This is basically Twilight meets summer camp, but with better friend dynamics and a love triangle that actually made me pick a side.
Look, I grabbed this for a particularly brutal week of on-call rotations. Fourteen hours of supernatural teen drama seemed like the perfect antidote to staring at Kubernetes logs at 3AM. And you know what? It delivered exactly what I needed—low cognitive load, high emotional investment, zero requirement to remember complex plot threads from the previous four books because Hunter recaps everything.
The Love Triangle Debug Session
Okay, here's the thing about paranormal romance love triangles—they usually annoy me because the choice is obvious from book one. But Kylie's choice between Lucas (werewolf, broke her heart, pack politics drama) and Derek (half-fae, literally ran away from his feelings) kept me genuinely uncertain until the final hours. I found myself running scenarios in my head during standups. If Kylie values loyalty, she picks Lucas. If she values emotional availability, she picks Derek. If she values not dating someone whose family literally tried to get her killed... well, that narrows things down.
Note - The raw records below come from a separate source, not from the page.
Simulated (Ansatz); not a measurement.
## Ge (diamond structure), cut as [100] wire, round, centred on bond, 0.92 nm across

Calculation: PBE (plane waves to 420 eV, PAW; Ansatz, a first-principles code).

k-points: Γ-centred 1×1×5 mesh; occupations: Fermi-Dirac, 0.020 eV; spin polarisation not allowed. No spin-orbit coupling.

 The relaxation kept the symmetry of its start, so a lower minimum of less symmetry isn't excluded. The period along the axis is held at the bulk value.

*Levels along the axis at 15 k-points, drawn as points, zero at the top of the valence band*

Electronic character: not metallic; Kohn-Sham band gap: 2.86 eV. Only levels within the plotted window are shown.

The resolution felt earned, even if the final transformation reveal was telegraphed from about hour two. Hunter commits to the mythology she's built across five books, and there's something satisfying about watching all the breadcrumbs pay off.
Katie Schorr's Raspy Magic
Schorr's voice has this raspy, youthful quality that just works for teenage characters. She's not doing dramatic accent work or theatrical performances—it's more like having a friend tell you a really long story about her weird summer camp experience. The emotional beats land because she sounds genuinely invested, not because she's performing capital-A Acting.
I bumped it to 1.5x (my default) and it held up fine. The pacing is already pretty brisk—lots of dialogue, minimal purple prose descriptions of supernatural landscapes. At 14 hours, this is a serious time commitment, but it never dragged. I finished it in about a week of commutes plus one late-night insomnia session where I just needed to know how the final confrontation played out.
The Supernatural Friend Group Energy
Honestly, the best part of this series has always been Kylie's friendships with Della (vampire, zero filter, will fight anyone) and Miranda (witch, perpetual chaos). Their group chat energy—if they had phones—would be absolutely unhinged. The banter between them feels more authentic than most adult fiction friendships I've read. They're protective without being possessive, supportive without being doormats.
The villain confrontation in the final act is... fine? It's clearly not the point. Hunter knows her audience is here for the relationships, not the epic battles. The Big Bad gets defeated in a way that feels appropriately climactic without overshadowing the emotional resolution.
Who Gets Value From This (And Who Doesn't)
Perfect for: anyone who burned through the first four books and needs closure, commuters who want zero-brainpower entertainment, people who unironically enjoyed the Twilight audiobooks and want something with slightly better female friendships. Lost Rider scratched a similar itch for me—different supernatural flavor, same low-stakes comfort zone.
Skip if: you haven't read the series (you'll be lost), you need hard magic systems with consistent rules (this ain't Sanderson), or you're allergic to love triangles.
The ROI on this audiobook is solid if you're already invested in the series. It's not going to convert skeptics, but it gives fans exactly what they want—answers, romance, and one last summer at Shadow Falls.
Sprint Week Survival Mode: Approved
I finished this during a particularly rough sprint week, and it was exactly the mental vacation I needed. Is it literature? No. Is it a satisfying conclusion to a five-book supernatural romance series with a narrator who makes fourteen hours feel like a comfortable hang with friends? Absolutely.
Kylie's journey from confused human to fully-realized supernatural being mirrors the kind of character growth that actually works in audio format—you're with her long enough to feel the transformation. And Schorr's consistent delivery across what I assume is the whole series (I listened to this one standalone, catching up via Hunter's generous recaps) makes the emotional payoffs hit.
Worth your commute if you're the target audience. If you're not sure whether you are, you probably aren't.